Vintage Cars: Question on rebuilt thunderbird, horsepower engine, ford fan


Question
Hi, I'm actually asking this for my stepfather who rebuilds cars as a hobby. If you could help that would be great. Thank you for your time...
I have a 1962 Thunderbird with a 390 cubic inch eight cylinder engine that is rated by the manufacturer at 300 horsepower . During a recent rebuild of the engine , I had the machine shop bore each of the cylinders .030 oversize. The original bore size of each cylinder was 4.05 inches . What is now the total cubic inches of the engine , and what is now the rated horsepower ?

Answer
engine cubic inches are figured by this formula:
Bore X PI X Stroke X number of cyl.

Your 390 is 4.052 bore by 3.784 stroke.  That works out to just under 390 cubic inches.

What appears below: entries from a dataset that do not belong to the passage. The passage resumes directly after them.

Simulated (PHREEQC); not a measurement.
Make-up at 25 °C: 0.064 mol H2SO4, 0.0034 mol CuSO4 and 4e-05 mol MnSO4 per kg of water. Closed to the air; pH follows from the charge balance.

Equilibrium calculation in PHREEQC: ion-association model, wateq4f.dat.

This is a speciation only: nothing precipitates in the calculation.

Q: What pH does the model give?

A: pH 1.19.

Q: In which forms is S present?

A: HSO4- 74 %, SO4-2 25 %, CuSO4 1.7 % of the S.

When you add .030 more bore, you get about 6 more cubic inches.  

This is not enough to change power enough to worry about.

You have increased engine size by .015% and if you take that times 300, you get just over 4.6  So you could say you now have a 305 hp engine I guess, but for purposes of car shows and judging, you want to keep calling it a 390/300.  Judges will just think you are wierd if you call it a 396/305!

Besides, for a Ford fan, 396 is a Chevy number!

:)

It is a 390 with a clean up bore during rebuild.